The Navy's investigative board has recommended that the skipper of the USS Stark and the officer in charge of its weapons should be court-martialed for failing to take defensive action against the Iraqi warplane that fired two Exocet missiles into the ship the night of May 17, killing 37 sailors, authoritative sources disclosed yesterday.

The ship's executive officer, or second in command, Navy investigators said in a report still locked up in the Pentagon, should receive lesser punishment because he was not directly involved in the flawed decisions on how to respond to the approaching Mirage F1 fighter-bomber, according to Pentagon sources.

The hard-hitting report, based on a formal investigation conducted under Rear Adm. Grant A. Sharp, sets down a long list of alleged failures by Capt. Glenn R. Brindel, 43, of Pittsburgh, the Stark's skipper; and Lt. Basil E. Moncrief, 32, of Corpus Christi, Tex., its tactical action officer who runs the combat center where weapons are ordered into action.

The report cites everything from failure to warn away the Iraqi pilot by radio when he was not yet close enough to fire, to neglecting to prepare the chaff dispenser designed to confuse radar-guided missiles like the French-made Exocet, defense officials said.

Sources said the report does not recommend what kind of court-martial should be conducted, a decision to be made by higher authority. The seriousness of the court-martial could determine the severity of any penalties imposed if the officers were found guilty.

Lt. Cmdr. Raymond Gajan Jr., 35, of Rockville, the Stark's executive officer, is not in the same jeopardy because the board recommends nonjudicial action, such as a warning letter or reprimand, sources said.

The Navy announced June 19 that all three officers were being replaced in their posts on the Stark.

Defense Secretary Caspar W. Weinberger, who was traveling in Asia yesterday, will decide whether to accept the board's recommendations and go ahead with a formal court-martial or halt the legal process.

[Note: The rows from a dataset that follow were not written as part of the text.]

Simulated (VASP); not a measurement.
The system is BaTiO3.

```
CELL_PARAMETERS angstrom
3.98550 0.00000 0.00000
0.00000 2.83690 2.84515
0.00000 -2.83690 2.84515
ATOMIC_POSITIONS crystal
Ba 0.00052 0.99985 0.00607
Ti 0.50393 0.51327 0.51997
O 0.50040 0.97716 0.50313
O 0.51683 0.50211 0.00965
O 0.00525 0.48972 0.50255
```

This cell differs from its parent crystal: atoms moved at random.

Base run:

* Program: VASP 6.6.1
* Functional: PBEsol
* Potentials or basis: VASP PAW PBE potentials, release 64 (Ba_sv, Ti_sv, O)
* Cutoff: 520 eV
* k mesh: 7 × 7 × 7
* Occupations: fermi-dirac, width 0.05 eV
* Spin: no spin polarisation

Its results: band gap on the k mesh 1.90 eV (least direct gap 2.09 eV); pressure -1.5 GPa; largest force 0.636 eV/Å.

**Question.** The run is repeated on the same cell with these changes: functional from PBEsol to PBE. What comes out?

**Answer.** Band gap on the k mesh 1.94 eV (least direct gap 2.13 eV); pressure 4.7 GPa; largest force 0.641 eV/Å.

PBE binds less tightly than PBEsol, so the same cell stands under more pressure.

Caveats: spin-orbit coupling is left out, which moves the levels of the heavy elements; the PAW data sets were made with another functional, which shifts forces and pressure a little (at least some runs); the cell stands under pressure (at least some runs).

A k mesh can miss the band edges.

If he approves a court-martial, it would be the first during the Reagan administration resulting from a military event that resulted in loss of life.

A retired admiral conducted a nonjudicial inquiry into the 1983 Marine barracks bombing in Beirut that killed 241 U. S. servicemen, but no court-martial followed. President Reagan took responsibility for the tragedy.

The Sharp report, sources said, documents every defensive action the Stark should have taken but did not after the Air Force AWACS (Airborne Warning and Control System) plane orbiting at the western edge of the Persian Gulf warned U.S. warships, including the Stark, that an Iraqi plane was headed their way.

Rather than manning battle stations, the Stark remained in Condition Three, a lower state of readiness. The report is said to charge that the ship failed to prepare antiaircraft missiles, medium-range guns and close-in Phalanx weapons to fire.

Brindel wrote the House Armed Services Committee last month that he had told Moncrief "to keep a close eye on the contact" and recommended that the Navy determine why his subordinate had not done so.

The House committee's report on the incident also said Brindel had delayed a radio warning to the approaching plane.

Navy officers with experience in the Persian Gulf said Brindel and Moncrief had every right to think that the Iraqi plane was friendly and would swing away from the U.S. warship, as had happened many times. "Who in the Navy would have come to his defense if he had shot down a friendly?" one officer asked.

As in the Stark episode, the Navy in 1969 conducted a formal inquiry into why the USS Pueblo did not put up a fight before being captured by North Korean gunboats in 1968. The investigations board recommended that top officers of the surveillance ship be court-martialed. Navy Secretary John H. Chafee rejected the recommendation, stating on May 6, 1969: "They have suffered enough, and further punishment would not be justified."

The courts-martial, if they go forward, are likely to spread beyond the courtroom and intensify the congressional debate over the proper U.S. role in the Persian Gulf region.